Slowing residential appreciation combined with rising adjustable-rate mortgage payments will put stress on recent subprime loans, according to a new ratings agency report.
Rising delinquencies have been felt most acutely in the ABX-HE-2006-2 (06-2) and ABX-HE-2007-1 (07-1) CDS indexes, Fitch Ratings announced today.
The New York-based agency said it believes 2006 subprime vintage delinquencies and losses may continue on a relatively high trajectory, "increasing downgrade risk for the lowest-rated investment grade bonds backing the index."
The sensitivity is due to higher exposure to slower appreciation and riskier low documentation loans to subprime borrowers with piggyback second liens, Fitch reported.

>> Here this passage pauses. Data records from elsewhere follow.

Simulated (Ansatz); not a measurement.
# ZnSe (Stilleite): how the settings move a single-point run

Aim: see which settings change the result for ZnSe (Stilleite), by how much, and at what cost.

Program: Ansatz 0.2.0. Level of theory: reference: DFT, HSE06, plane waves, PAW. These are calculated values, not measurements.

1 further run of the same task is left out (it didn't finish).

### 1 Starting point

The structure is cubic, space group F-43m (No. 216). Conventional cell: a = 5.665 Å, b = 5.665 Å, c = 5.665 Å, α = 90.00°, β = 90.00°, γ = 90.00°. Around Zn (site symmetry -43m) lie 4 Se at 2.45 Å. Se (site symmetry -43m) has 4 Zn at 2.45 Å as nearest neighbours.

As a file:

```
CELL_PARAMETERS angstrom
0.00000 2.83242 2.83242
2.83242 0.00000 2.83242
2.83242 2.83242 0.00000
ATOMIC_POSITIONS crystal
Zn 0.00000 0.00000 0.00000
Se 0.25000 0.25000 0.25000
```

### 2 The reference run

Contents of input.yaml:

Approximately 75 percent of the underlying loans in the 06-2 index and 90 percent of loans in the 07-1 index have experienced less than 5 percent property appreciation subsequent to origination, Senior Credit Policy Director Suzanne Mistretta said in the announcement. In contrast, the ABX-HE-2006-1 index (06-1) had just 26 percent of the loans with less than 5 percent appreciation.
"In particular, lower [home price appreciation] for the 06-2 and 07- indices has increased the risk that overextended borrowers can sell or refinance if they find themselves unable to meet the monthly payment," Fitch said.
Full-documentation loans with no junior liens, which made up around 44 percent of loans from all three indexes, have been performing well, the statement indicated.
But "subprime loans underlying the three indices could face more stress in the future since most of the underlying transactions contain hybrid adjustable rate mortgages that have not yet experienced a rate adjustment," Managing Director Glenn Costello said in the statement.